The Role Of The DJ

Sven Väth reflects on the role of the DJ:

Finding music that qualitatively stands out from the masses – this is my mission.

Visionary music that never lets you go.

Music that makes you curious for more.

Music that has the power to create something new and to unite people.

Music by and for DJs, ideally in a forceful dance floor sound, however not conservative but free in arrangement and open for new ideas, especially open for the combination of old and new.

It should be loud and powerful but also subtle, subliminal, soulful and silent, right up to experimental bizarre and totally weird. It must be authentic, not something that’s copied and imitated. Revolutionary music that creates something new.

This is my impetus and that is how music should be, this is what I’m looking for and that is what I want to reach. Searching and creating for 30 years… non stop!

via Cocoon.net

11 thoughts on “The Role Of The DJ

  1. Now I remember why I chose to write music rather than books. It's so easy to sound like an ass when you're trying to be "artistic" with words. : |

  2. Keep in mind that he is not a native English speaker and might have written this text at least partially by translating German phrases he had in mind. It's hard to write a good text that aims to evoke some sort of emotional response in a language that is not your own. Otherwise I agree with you, but there's a lot of prententious music out there too. It's just easier to "sound like an ass" with words than with music when you are not very skilled and/or talented.

  3. Though I generally give more respect to the artist than to the DJ spinning the artist's work, I will say there is definitely something artful about Sven's DJing. I think his statement looses something in translation, but overall I think it embodies what people experience when attending one of his DJ sets.

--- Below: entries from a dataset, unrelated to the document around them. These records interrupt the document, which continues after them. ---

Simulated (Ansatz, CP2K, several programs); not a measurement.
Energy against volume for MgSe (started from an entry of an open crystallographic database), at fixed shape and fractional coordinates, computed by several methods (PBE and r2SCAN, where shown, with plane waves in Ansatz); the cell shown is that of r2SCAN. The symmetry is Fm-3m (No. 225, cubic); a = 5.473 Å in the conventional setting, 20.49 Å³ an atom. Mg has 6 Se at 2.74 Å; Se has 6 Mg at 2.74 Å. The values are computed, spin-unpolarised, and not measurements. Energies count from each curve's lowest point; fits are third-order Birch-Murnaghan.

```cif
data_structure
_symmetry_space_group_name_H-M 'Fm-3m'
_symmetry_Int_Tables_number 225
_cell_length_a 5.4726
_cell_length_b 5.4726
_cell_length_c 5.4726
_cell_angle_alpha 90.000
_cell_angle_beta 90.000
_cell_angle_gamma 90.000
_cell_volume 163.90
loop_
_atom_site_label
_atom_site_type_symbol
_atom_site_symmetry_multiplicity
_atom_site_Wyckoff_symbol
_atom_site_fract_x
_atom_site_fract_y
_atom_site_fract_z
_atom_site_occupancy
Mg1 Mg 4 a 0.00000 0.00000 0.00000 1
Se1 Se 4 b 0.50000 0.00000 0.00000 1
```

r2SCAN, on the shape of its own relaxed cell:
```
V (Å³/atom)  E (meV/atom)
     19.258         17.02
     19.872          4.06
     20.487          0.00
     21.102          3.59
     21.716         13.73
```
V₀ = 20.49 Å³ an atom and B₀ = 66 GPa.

  4. Sven Vath is the Keith Richards of the techno world.

    For him to be able to write a coherent sentence after all the drugs he's taken is quite a feat!

    Respect to sven, not for the drugs, but for standing behind the music he's believed in and keep pushing after all those years.

  5. Most big DJs are producers as well these days. It's pretty rare to find a high profile DJ that doesn't use a good proportion of his own music and remixes in his or her sets. It's just one of those things. I think for most complex EDM anyway, reproducing the music live would either be too complex, or be reduced to laptop loop triggering which doesn't generally translate well into the live environment. At least DJing has a sense of live-ness to it. Of course there are a few DJs that play pads or lead sounds over the top of their sets. Giuseppe Ottaviani and Roger Shah come to mind.

    Of course, if you are a minimalist like Richie Hawtin, then you can afford to make your show completely live.

    Then on the other side, you have turntablists who aren't playing their own music, but they are making something unique with other's sounds. Sampology recently blew me away at a festival i went to last weekend.

  6. he started spinning records 30 years ago in a cellar when techno was still pretty much unaccepted and unknown. he's been on the top – or close to it – since those early days, therefore 'pretentious' is not a phrase I would use on him. especially considering he has done some production work himself. someone writing music is taking or creating sounds, puts them into loops and thus creates a 5-10 minute track (I know I am oversymplifying), a DJ does something similar, but (s)he creates a 1-2 hour long "track" where the loops are the actual tracks produced by you guys. you need to find the good mix of sounds, mood, use effects and so on. It is the same thing in a different scale.

  7. Most DJ's are producers, but they use DJing as a way to get to know music and what people enjoy about it. Most DJs make more money and can make more people happy via music. It my not takes much talent, but it's like comparing the guy running a sound board and those who are performing. Besides, people like Ean Golden and shiftee ake DJing an art.

    Respect other's trades please (I'm not even a DJ, I'm a web designer/programmer).